Michael Hann 

Haim – review

This year's most hotly tipped band are feeling capable of anything – even playing on stage with their mum and dad, writes Michael Hann
  
  


The Haim sisters are in high spirits, telling London how pleased they are to be here, how amazing the crowd is, how brilliant life is. It transpires the sisters from Los Angeles signed to Polydor over dinner just before the show; Haim are a group on a crest of a wave – in demand, adored and feeling capable of anything.

That, certainly, is the only explanation for the moment of pure cheese that sees them bring on their mum and dad – to sing and drum, respectively, on a version of Mustang Sally that you might expect to see in a pub, but not from the year's most hotly tipped band. Their unfeigned delight at playing with their parents means they are greeted with cheers rather than exasperated sighs. Not even a bass solo can diminish the goodwill.

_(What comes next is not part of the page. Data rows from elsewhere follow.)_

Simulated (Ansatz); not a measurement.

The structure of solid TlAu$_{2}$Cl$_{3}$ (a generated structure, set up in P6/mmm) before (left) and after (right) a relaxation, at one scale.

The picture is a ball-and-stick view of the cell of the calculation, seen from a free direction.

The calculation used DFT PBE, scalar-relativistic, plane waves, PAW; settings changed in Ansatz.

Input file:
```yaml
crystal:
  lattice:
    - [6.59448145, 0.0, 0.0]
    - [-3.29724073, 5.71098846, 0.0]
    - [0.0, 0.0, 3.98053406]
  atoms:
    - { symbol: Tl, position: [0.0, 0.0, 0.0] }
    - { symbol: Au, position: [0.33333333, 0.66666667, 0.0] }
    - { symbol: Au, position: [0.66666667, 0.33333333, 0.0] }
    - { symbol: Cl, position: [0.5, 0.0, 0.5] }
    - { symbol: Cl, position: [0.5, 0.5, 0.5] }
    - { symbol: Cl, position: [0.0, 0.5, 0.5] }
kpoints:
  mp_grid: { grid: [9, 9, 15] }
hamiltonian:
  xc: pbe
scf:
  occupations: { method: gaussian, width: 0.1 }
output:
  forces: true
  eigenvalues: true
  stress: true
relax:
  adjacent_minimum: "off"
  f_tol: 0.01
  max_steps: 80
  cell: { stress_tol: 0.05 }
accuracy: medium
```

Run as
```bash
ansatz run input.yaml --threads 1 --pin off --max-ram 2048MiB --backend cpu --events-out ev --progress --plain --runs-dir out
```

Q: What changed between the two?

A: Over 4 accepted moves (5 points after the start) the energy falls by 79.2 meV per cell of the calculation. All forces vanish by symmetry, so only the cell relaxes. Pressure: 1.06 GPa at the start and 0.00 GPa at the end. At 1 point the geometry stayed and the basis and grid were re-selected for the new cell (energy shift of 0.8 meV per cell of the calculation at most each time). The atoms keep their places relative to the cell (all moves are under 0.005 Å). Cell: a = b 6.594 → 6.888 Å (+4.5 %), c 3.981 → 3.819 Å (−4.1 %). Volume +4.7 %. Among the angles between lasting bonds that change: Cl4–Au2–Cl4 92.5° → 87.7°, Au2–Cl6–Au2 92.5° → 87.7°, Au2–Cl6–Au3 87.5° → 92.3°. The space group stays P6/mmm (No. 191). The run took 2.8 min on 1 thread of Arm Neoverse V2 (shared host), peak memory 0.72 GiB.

Tonight's set is brief – just eight songs, and only six of them originals – but in their 40 minutes on stage, Haim offer enough to justify the hopes on their behalf. The suggestion that they're some sort of fusion of R&B and folk rock is revealed as a red herring on The Wire, a winning update of 80s US mainstream pop – all three sisters take lead vocal lines, overlapping and interleaving, and Danielle Haim's guitar flits from screeching solo to controlled arpeggio. That their musical homeland is closer to the arena than the dance club is signalled by their enunciation in the chorus: wire becomes "wyeeearrrr". A cover of Fleetwood Mac's Oh Well suggests a love of the heavy blues, too.

The next test will be playing longer sets, in bigger rooms, to more people: it's only the covers that stretched this show longer than their London debut, low on the bill, a few weeks ago. Nevertheless, for now, Haim are offering an unfettered and irresistibly joyful experience.